For example, curing of polymers can include baking the polymers in
a furnace (e.g., about a 350.degree. C. to about a 500.degree. C.
furnace) or heating them on a hot plate. Curing may occur in
response to exposure to visible or ultraviolet light. Curing may
further include adding curing (e.g., cross-linking) agents to the
polymer. For one embodiment, it is preferred to use a multiple step
cure to increase effectiveness. For example, such a multiple step
cure may include processing in the range of about 100.degree. C. to
about 125.degree. C. for about 10 minutes, about 250.degree. C. for
about 10 minutes, and followed by about 375.degree. C. for about 20
minutes. It should be readily apparent to one skilled in the art
that the times and temperatures may vary depending upon various
factors, including the desired properties of the materials used,
and that the present invention is in no manner limited to the
illustrative multiple step cure presented above. Various multiple
step curing methods may be suitable. For one embodiment, hot plate
curing is used.
[0044] A supercritical fluid is then utilized to convert at least a
portion of the polynorbornene material 110, as illustrated in FIG.

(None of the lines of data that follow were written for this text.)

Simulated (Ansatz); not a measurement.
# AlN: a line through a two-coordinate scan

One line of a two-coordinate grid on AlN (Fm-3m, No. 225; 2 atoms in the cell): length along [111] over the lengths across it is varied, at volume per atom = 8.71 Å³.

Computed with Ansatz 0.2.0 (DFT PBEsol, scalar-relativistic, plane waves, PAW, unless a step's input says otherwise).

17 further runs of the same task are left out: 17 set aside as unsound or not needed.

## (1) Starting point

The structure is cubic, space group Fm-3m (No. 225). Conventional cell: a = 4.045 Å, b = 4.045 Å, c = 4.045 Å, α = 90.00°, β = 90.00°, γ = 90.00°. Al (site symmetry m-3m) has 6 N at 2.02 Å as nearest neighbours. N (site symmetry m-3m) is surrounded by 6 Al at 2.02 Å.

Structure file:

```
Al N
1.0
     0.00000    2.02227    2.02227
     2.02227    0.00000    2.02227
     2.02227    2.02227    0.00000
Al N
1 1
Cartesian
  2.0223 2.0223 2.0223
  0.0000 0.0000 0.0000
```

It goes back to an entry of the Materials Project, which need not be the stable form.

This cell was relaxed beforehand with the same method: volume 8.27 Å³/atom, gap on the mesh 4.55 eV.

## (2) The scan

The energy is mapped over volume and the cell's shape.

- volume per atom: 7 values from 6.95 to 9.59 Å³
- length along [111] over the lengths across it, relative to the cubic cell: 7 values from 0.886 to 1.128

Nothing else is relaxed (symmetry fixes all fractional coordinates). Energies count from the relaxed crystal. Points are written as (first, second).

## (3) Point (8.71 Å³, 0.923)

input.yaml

1A, into a foamed polynorbornene material 116 having a thickness
118, as illustrated in FIG. 1B. A gas is determined to be in a
supercritical state (and is referred to as a supercritical fluid)
when it is subjected to a combination of pressure and temperature
above its critical point. The critical point is the temperature
(critical temperature) and pressure (critical pressure) at which
the liquid and gas phases of the fluid become a single phase (i.e.,
the liquid and gas phases coexist). A wide variety of compounds and
elements can be converted to the supercritical state in order to be
used to form the foamed polynorbornene material 116.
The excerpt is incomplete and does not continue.